Words can offer a beginning to change from defensiveness to openness and then to accountability. I move from problem solving into taking on my life with a sense of boundless gratitude and broadening awareness.

I can use words to change my perspective from problem solving to opportunity acceptance. Then onward into full gratitude and perhaps awakening into full accountability.

Watering the Weeds of Distraction

In my First-Second Degree of Illumination bubble, I work at awakening into full enlightenment. Sometimes I experience distraction from that goal. You know, the illusive finger of fate that points your attention and intention away from your present goal? Even when I accept that such distraction is of my own making, I still on occasion find myself “off track.”

Perhaps such derailments are the result of confusion over the relationship between attention and intention. Intention directs while attention connects. To accomplish a task, one must give attention to what fulfills the intention of that task.

For example – A firefighter controls the direction and flow of water shooting out the fire hose. His intention directs while his attention connects the water with the fire. When the fighter is distracted from his intention or attention, he ceases to be an effective firefighter in that instant.
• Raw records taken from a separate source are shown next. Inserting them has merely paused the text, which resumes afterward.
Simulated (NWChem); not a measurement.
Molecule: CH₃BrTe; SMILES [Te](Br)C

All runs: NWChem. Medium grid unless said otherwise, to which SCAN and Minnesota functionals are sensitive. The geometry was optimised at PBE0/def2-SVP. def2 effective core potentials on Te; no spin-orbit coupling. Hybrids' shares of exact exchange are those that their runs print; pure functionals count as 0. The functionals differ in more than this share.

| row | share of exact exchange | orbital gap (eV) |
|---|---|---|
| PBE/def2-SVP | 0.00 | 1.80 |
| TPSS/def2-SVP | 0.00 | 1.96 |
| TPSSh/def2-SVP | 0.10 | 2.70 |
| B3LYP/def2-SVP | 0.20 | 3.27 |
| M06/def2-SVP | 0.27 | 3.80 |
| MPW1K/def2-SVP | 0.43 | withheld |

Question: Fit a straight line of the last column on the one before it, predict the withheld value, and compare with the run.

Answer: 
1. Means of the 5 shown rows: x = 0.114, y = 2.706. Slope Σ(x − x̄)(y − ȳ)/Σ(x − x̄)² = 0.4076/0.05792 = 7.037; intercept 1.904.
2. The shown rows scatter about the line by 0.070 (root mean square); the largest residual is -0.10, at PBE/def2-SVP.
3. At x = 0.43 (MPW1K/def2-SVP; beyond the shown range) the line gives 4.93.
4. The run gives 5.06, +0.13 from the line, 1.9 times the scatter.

Attention without intention ensures a future of distraction

Some distractions grab my attention for days – disrupting my intention from the enlightenment I seek. As I focus more attention on the distractions, I seem to get even more distracted as my world seems to darken. Now I begin to notice how people aren’t getting along with me and each other. I have to honk, shout and do hand gestures at all those insensitive and unconscious drivers on the road. I might catch a cold or feel “down” for a while – validating the truth of my sense of darkening.

Parasol Thinking

My need to attend to this one distracting thought overarches all other thoughts – like unfurling a gigantic parasol over the entire universe, turning day into night, blocking out the sunshine that once ruled. My attention to distractions has clouded my vision and I lose sight of my intention.

While I focus on what I don’t like – the distraction – the rest that I do like starves for my attention. “Energy flows where attention goes.” (Huna principle 3 – Makia)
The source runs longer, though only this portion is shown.